It's been a long time...

Not sure why I haven't blogged in a while. Perhaps it's my inability to think of anything interesting, or maybe it's because I have too many things in my head that are certainly blog-worthy, but way too much effort to spit out. I guess I have been in a creative black hole. (Next action, hit SAVE and come back to this wandering paragraph).

Okay I am back. The one thing I have been thinking about lately is the 1980s. A time when I grew up, became a turd, wore clothes that were lame, listened to lame music, had lame girlfriends and some good ones, and so on. At the time, things were lame. Living in that decade was lame but good at the same time. Ups and downs, trends, clicks, cool people. (Hitting SAVE again).

Then I see my 11-year-old son in the distance. It's me! The same clothes, reactions and taste in music. He's wearing skinny jeans and surf shirts, Vans, wearing his hair similar. How does this happen? How does this Tween start listening to Modern English, English Beat, Thompson Twins, etc? I conclude that it's just part of our society. He's impressionable, but the 1980s? For him, the 1980s are vintage, which means I'm old now. I don't want to be old yet, but I am there.

Vintage for each of us means something different. For me, vintage is the 50's, 60's and maybe the 70's. It's when cars were big and bold, music was real rock-n-roll, hi-tech was a home phone and a color television. For someone like me who didn't live during that period or experience it, it seemed like a simpler time, innocent and naive.

And now that my son has "forced" me to look back at the 1980s, download New Wave tunes from iTunes, I think about the fun times, the innocence, the things I/we hid from our parents, the things they found out, the sports, the stupid mistakes a teenager makes, the moments when you experienced something new like driving and cool music and hot girls. There are certain memories I hold that I will pass to my kids. I always wondered why I became a good fielder in baseball and now know and realize that I can attribute it to throwing the tennis ball against the wall above our garage door for hours and hours. It increased my eye-hand coordination exponentially. Over and over I threw it, and grabbed it with the glove I still have in my garage until I was bored or tired or both.

I remember my dad buying a dirt bike from the local shop, bringing it home in a crate, putting it together, and how I was scared to ride it out of the garage. To me it was fierce and I subsequently wheelied down the driveway–not on purpose.

I remember being a pain in the ass when my sister brought over her first serious boyfriend named Rich. I could see the two on the couch wondering when I was going to bed. I remember the cul-de-sac and the endless games of baseball and hitting line drives off the neighbors motorhome over and over, and basketball games that went late into the night courtesy of a flood light my dad would set up next to a basketball pole that he sunk two feet into the cement.
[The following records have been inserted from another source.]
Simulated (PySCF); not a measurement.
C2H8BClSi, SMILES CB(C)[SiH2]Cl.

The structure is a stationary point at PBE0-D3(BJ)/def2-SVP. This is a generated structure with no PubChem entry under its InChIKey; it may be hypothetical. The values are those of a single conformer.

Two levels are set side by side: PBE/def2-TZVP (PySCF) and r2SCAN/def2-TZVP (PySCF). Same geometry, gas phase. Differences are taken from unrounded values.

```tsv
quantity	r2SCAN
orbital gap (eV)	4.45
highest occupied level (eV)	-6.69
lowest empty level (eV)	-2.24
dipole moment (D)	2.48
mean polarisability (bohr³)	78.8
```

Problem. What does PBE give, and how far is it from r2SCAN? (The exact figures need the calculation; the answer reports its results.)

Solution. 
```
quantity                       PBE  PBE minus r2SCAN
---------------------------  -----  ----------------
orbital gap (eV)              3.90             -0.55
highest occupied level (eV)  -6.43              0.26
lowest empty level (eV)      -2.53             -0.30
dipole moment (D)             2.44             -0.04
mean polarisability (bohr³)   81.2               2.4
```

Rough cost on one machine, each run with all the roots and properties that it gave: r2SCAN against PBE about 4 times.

I distinctly recall–though my mom may not–scouring the grounds of my high school searching for a misplaced report card I was supposed to show to the athletic director in order to prove I had the grades to continue to play.

I am sure we all have these stories that are stored way back in the depths of our minds. They don't come to surface without some sort of trigger. It may be a childhood friend recalling instances, or music, or a son who has found the style and music of the "vintage" 1980s appealing. For me, thinking about those days came about via music. Now I am obsessed with those "glory" days and bands like Psychedelic Furs, OMD, and even Duran Duran! Thinking about the obscure New Wave bands I liked reminds me of the two Spanish exchange students who made the most awesome mix-cassette ever! I totally wish I still had that. (Hitting SAVE).

Eleven-year-old son: Dad what's a tape?
Me: It came before the CD and after the vinyl record.
Eleven-year-old son: What's a record? Do we still have CD's.
Me: Uhh.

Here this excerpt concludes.